Keystone jacks are an important component in expansive local area networks that make use of patch panels and wall plates. It’s a female connector for connecting different types to the wider network that are designed to snap in to modular wall plates and patch panels. The name comes from them looking like an architectural keystone, and they improve the versatility of patch panels by giving administrators fine control over the types of connections that are used in modular patch panels for more varied network connections.
Are all keystone jacks the same?
No. There are a number of different connection options for keystone jacks, enabling a wide range of supported options in modular wall plates and patch panels, but to make them fit a wide range of those panels, most keystone jacks do share a physical size and shape.
Keystone jacks typically have a rectangular face measuring 14.5 x 16mm, and have flexible tabs to hold them in place and allow them to physically snap into compatible patch panels. This makes keystone jacks almost universally replaceable and interchangeable, as well as reusable, making it possible to manage modular patch panels and wall mounts down to the individual port and connector.
Some keystone jacks feature a pass-through connector, where the same port is found on the front and back, while others feature a female connector on one side, and a male on the other. Others still, have a standard port on the front, with a system for hard-wiring cables on the rear, such as punch down blocks. Others allow for soldering or crimped connections.
What are the different types of keystone jack?

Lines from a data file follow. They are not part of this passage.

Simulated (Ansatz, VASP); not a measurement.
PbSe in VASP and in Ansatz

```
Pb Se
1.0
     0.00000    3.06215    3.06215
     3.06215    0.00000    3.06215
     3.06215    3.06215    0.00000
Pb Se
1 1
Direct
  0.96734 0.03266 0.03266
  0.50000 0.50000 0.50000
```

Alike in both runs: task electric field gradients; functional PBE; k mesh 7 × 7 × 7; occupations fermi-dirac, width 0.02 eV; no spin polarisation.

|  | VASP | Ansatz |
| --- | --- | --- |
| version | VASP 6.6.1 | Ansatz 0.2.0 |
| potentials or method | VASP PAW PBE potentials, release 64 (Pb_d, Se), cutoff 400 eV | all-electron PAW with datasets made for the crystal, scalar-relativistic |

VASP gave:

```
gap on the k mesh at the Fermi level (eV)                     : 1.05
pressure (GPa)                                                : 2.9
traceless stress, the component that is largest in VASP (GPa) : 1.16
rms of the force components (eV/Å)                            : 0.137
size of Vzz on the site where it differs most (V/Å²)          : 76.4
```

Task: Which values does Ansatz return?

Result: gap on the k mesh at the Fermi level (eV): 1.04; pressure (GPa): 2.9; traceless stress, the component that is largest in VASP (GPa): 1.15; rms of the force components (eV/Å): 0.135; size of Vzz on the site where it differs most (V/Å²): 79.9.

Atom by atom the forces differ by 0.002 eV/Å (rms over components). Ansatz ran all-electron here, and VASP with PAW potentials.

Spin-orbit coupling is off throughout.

Although keystone jacks are primarily used to offer RJ45 Ethernet connectivity, there are a wide array of different connection options for compatible patch panels. They include standard patch panel offerings like RJ45 Ethernet (with various speed and shielding support), as well as coaxial, and fiber optic connections. However, they can, in theory, offer almost any kind of connection possible.
Cable Matters offers a wide range of less common keystone jacks, including HDMI 2.1 keystone jacks with 8K and 4K 120Hz support, as well as blank keystone jacks which are used to block off unused ports on wall jacks and patch panels. There are also RCA jacks, speaker terminals, 3.5mm TRS connectors, 8P8C modular jacks, and 6P6C RJ11 modular jacks, among others.
There’s a lot of variation in keystone jacks in terms of features and specifications, too. Some come with gold-plated connectors for improved anti-corrosion resistance, while others come in a range of colors to better differentiate between them when installed.
Ethernet RJ45 keystone jacks can also come rated for different speeds in line with Ethernet cable category ratings, with some of the more recent releases offering up to 10 Gigabit Ethernet support for Cat 6a cabling and beyond. Those rated for higher performance will also typically use thicker copper wiring and have improved per-wire shielding for reduced signal degradation and added protection against crosstalk.
Cable Matters also includes a free punch down stand with its larger packs of RJ45 keystone jacks (they can also be purchased separately), making the punching down process that bit easier. A punch down tool is still recommended, however.
When buying a keystone jack, it’s also important to look out for signs of high-quality manufacturing, such as the use of fire retardant plastic, dust caps for improved cable strain relief, and impact resistant construction standards.
Where are keystone jacks used?
Keystone jacks are designed to be used in keystone wall plates, surface mount boxes, and keystone patch panels. These are sometimes sold as blank patch panels, making it clear that you need to add your own keystone jacks to give you the same functionality as standard patch panels which come with pre-fitted, or non-modular connectors.
Most blank or keystone panels feature universal sizing, so will take most types of keystone jacks, although slimline patch panels may require bespoke keystone jacks designed to offer a trimmer profile.
When buying a patch panel or wall mount for your keystone jacks, be sure to check their compatibility with the types that you want to use and look out for marks of quality like cable strain relief and labeling spaces on the front and back to make it easier to distinguish between cables and connections, as well as identify their roles.
If you’re planning to mount your keystone patch panel in a rack mount or particular wall space, then be sure that it supports the size of rack you have, or that its dimensions adhere to the shape and size of your wall mount space. Some mounting hardware for keystone patch panels is sold separately, too, so be sure yours includes it, or you make that additional purchase if necessary.